For years, I believed great tennis coaching looked intense. I thought good coaching meant constant communication, high energy, technical correction, and always having the answer. If players were running hard, if the coach was loud, if the session looked busy and demanding, then learning must be happening. Looking back now, I realise I was often creating the illusion of learning rather than actual learning.
That is a difficult thing to admit because much of what I now critique within traditional coaching methods was once my own coaching behaviour. When I discuss ecological dynamics, representative learning design, or player-centred coaching approaches, I am not attacking coaches from the outside. I am describing my own transformation. For nearly two decades, I coached in a highly traditional way, heavily influenced by the environments around me, the coaching systems I worked within, and the beliefs I held about how learning occurred.

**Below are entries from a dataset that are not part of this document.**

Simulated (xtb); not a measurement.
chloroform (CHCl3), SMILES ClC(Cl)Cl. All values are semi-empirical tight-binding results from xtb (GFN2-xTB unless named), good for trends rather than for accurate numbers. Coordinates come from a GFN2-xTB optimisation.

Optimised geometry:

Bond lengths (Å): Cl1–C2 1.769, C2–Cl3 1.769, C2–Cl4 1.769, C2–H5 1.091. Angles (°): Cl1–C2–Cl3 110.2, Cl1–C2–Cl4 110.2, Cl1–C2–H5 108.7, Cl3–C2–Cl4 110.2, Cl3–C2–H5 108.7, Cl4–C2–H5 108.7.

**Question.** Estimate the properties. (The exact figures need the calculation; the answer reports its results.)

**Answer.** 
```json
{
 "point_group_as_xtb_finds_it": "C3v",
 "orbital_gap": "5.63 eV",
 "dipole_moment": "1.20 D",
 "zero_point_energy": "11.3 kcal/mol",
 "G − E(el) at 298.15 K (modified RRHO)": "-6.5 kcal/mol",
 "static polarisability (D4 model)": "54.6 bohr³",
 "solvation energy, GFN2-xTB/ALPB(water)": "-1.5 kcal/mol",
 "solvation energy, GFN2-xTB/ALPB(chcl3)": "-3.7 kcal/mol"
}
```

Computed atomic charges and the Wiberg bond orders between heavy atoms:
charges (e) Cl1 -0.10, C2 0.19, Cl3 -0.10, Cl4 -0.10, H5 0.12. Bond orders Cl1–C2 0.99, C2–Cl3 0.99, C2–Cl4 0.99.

One of the most important insights from my recent MRes systematic review was that coaching behaviour is rarely shaped by coach education alone. Instead, coaches are deeply influenced by occupational culture, previous experiences, peer behaviour, organisational expectations, and inherited assumptions about learning itself (Whelan, 2026). Coaches often coach the way they were coached. They absorb behaviours from mentors, performance systems, and surrounding environments, frequently without critically examining the theoretical assumptions underpinning those practices.
My own journey reflects this perfectly. Early in my coaching career, I worked alongside some incredibly positive coaches who valued play, exploration, humour, and player interaction. Even before concepts like player-centred coaching became widely discussed, there were coaches creating engaging learning environments where players were encouraged to explore and enjoy the game. However, later experiences inside high-performance environments dramatically shaped my coaching behaviour in a different direction.
Within those environments, intensity became the dominant coaching currency. There was constant shouting, constant correction, and a heavy emphasis on visible hard work. Coaching sessions became highly directive and coach-controlled. If players made mistakes, the coach immediately intervened. The assumption was that players required technical correction, biomechanical instruction, and constant guidance in order to improve. Coaches were expected to always have answers. Silence was often interpreted as disengagement or poor coaching.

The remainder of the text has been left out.